“From ‘boat people’ to ‘illegals’: Transnational criminal law as an anti-development policy.”

 Spain, Italy and Malta have become the frontlines for irregular maritime migration from North Africa into Europe. European policy responses have focussed on maritime interdiction, non-entrée measures, repatriation agreements and a modest expansion of guest worker programs – in that order. Smuggling migrants across national boundaries is simply a business: it will continue so long as there is demand. While the roots of migrant smuggling lie in conflict, instability and poverty, the policy space surrounding it has become foremost one of border security rather than development. Even where there is a twin-track political commitment to combating irregular migration and promoting development, the emphasis remains on the former. Criminalising irregular migration is not only a fundamentally mistaken policy tool for addressing this challenge, it is an anti-development policy.
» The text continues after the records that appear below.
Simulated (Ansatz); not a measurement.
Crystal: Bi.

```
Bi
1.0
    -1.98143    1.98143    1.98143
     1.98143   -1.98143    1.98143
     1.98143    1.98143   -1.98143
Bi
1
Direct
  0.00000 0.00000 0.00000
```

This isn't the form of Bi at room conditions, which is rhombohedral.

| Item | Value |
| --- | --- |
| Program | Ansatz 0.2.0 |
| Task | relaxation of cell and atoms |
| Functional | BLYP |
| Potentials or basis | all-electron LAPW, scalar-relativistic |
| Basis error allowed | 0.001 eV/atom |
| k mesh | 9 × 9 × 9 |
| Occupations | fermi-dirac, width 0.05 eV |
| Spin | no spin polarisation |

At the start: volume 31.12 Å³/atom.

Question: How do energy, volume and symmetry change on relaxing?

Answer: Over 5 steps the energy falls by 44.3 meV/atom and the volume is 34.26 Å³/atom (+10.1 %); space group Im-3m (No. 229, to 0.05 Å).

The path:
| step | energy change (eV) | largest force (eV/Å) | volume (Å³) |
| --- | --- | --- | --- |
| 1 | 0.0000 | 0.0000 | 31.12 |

      The labour of irregular migrants is a necessary part of many developed economies. Economic analyses of law suggests that criminalizing migration both creates a class of cheap, rightless labour in destination States and plays a role in keeping that labour pool at a controllable level. The question raised is whether transnational criminal law helps maintain an economic system within which Southern States become “ghettoes” functioning to export low-cost, almost right-less, labour. This can be contrasted with (limited) efforts to produce structured North-South labour migration programs. The superficially incoherent policy of prioritizing criminal law over development solutions actually sustains exploitative North-South labour market relations. A unified policy space would consider this properly a matter not of illegal migration and development but of trade and development.